The Internal Market and International Trade Committees of the European Parliament have approved and amended a draft regulation against forced labor prepared by the European Commission. The proposal covers all products and does not target specific companies or industries.
“The draft regulation would put in place a framework to investigate the use of forced labor in companies’ supply chains,” the European Parliament said. “If it is proven that a company has used forced labor, all import and export of the related goods would be halted at the EU’s borders and companies would also have to withdraw goods that have already reached the EU market.”
The members of parliament approved the draft regulation and also made amendments. For instance, the revised version now requires companies operating in high-risk areas, rather than public authorities, to demonstrate that they do not use forced labor.

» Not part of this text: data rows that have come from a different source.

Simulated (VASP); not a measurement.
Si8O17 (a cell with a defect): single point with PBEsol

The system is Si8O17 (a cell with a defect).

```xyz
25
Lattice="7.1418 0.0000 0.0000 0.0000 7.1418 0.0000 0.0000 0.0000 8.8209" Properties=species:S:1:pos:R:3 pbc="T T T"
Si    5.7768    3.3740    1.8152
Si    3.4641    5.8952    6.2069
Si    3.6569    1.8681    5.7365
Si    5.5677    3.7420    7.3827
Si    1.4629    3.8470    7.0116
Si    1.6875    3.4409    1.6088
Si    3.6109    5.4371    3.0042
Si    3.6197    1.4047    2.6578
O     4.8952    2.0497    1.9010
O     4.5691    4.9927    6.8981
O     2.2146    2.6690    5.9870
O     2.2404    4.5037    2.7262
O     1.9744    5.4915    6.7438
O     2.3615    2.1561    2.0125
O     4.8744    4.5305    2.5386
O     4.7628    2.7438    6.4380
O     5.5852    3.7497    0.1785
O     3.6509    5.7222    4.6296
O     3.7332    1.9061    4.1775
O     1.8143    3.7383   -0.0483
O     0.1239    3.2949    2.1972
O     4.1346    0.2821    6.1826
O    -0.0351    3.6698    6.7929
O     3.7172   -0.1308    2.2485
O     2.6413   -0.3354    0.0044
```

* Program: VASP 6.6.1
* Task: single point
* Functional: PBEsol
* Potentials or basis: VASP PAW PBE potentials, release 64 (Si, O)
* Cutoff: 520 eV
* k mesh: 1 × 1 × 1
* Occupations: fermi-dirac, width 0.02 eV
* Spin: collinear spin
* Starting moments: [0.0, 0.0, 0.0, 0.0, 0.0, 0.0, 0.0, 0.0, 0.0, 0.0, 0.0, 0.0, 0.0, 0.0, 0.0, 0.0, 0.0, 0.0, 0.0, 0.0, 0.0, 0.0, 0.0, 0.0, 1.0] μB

It also says that prohibited products can re-enter the EU market if the related producer can prove they have ceased using forced labor in their operations or supply chain. The committees also harmonized the definition of forced labor with the International Labour Standards.
“The ban that we have voted for today will be essential in blocking products made using modern slavery and taking away the economic incentive for companies to engage in forced labor,” said co-rapporteur Samira Rafaela. “It will protect whistle-blowers, provide remedy to victims, and defend our businesses and SMEs from unethical competition.”
The European Solar Manufacturing Council (ESMC), which recently urged the European Union to adopt legislation against forced labor in the PV industry, welcomed the vote. However, it said that it is concerned that it will take too long time until the legislation is enforced.
“We are afraid it will not be as effective as needed,” the association said in a statement.
The ESMC is an industry association that was created in 2019 with the aim of promoting the interests of the European PV manufacturing sector.